Once files are added (or removed or moved), need to send those changes to all the other git clones, at both the git level and the key/value level.

immediate action items

  • At startup, and possibly periodically, or when the network connection changes, or some heuristic suggests that a remote was disconnected from us for a while, queue remotes for processing by the TransferScanner.
  • Ensure that when a remote receives content, and updates its location log, it syncs that update back out. Prerequisite for:
  • After git sync, identify new content that we don't have that is now available on remotes, and transfer. (Needed when we have a uni-directional connection to a remote, so it won't be uploading content to us.) Note: Does not need to use the TransferScanner, if we get and check a list of the changed files.

longer-term TODO

  • Test MountWatcher on LXDE.
  • git-annex needs a simple speed control knob, which can be plumbed through to, at least, rsync. A good job for an hour in an airport somewhere.
  • Find a way to probe available outgoing bandwidth, to throttle so we don't bufferbloat the network to death.
  • Investigate the XMPP approach like dvcs-autosync does, or other ways of signaling a change out of band.
  • Add a hook, so when there's a change to sync, a program can be run and do its own signaling.
  • --debug will show often unnecessary work being done. Optimise.
  • This assumes the network is connected. It's often not, so the cloud needs to be used to bridge between LANs.
  • Configurablity, including only enabling git syncing but not data transfer; only uploading new files but not downloading, and only downloading files in some directories and not others. See for use cases: Wishlist: options for syncing meta-data and data
  • speed up git syncing by using the cached ssh connection for it too (will need to use GIT_SSH, which needs to point to a command to run, not a shell command line)
  • Map the network of git repos, and use that map to calculate optimal transfers to keep the data in sync. Currently a naive flood fill is done instead.
  • Find a more efficient way for the TransferScanner to find the transfers that need to be done to sync with a remote. Currently it walks the git working copy and checks each file.

data syncing

There are two parts to data syncing. First, map the network and second, decide what to sync when.

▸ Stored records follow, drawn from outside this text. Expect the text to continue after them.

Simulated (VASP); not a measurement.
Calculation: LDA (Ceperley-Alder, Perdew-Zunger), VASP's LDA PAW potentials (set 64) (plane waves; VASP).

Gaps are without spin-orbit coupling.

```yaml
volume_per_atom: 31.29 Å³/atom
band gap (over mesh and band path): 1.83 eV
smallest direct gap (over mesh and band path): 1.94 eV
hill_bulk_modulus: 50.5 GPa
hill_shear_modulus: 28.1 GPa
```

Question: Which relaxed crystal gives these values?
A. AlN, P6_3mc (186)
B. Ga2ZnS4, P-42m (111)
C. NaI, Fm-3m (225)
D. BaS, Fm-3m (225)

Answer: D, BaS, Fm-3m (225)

Mapping the network can reuse code in git annex map. Once the map is built, we want to find paths through the network that reach all nodes eventually, with the least cost. This is a minimum spanning tree problem, except with a directed graph, so really a Arborescence problem.

With the map, we can determine which nodes to push new content to. Then we need to control those data transfers, sending to the cheapest nodes first, and with appropriate rate limiting and control facilities.

This probably will need lots of refinements to get working well.

first pass: flood syncing

Before mapping the network, the best we can do is flood all files out to every reachable remote. This is worth doing first, since it's the simplest way to get the basic functionality of the assistant to work. And we'll need this anyway.

TransferScanner

The TransferScanner thread needs to find keys that need to be Uploaded to a remote, or Downloaded from it.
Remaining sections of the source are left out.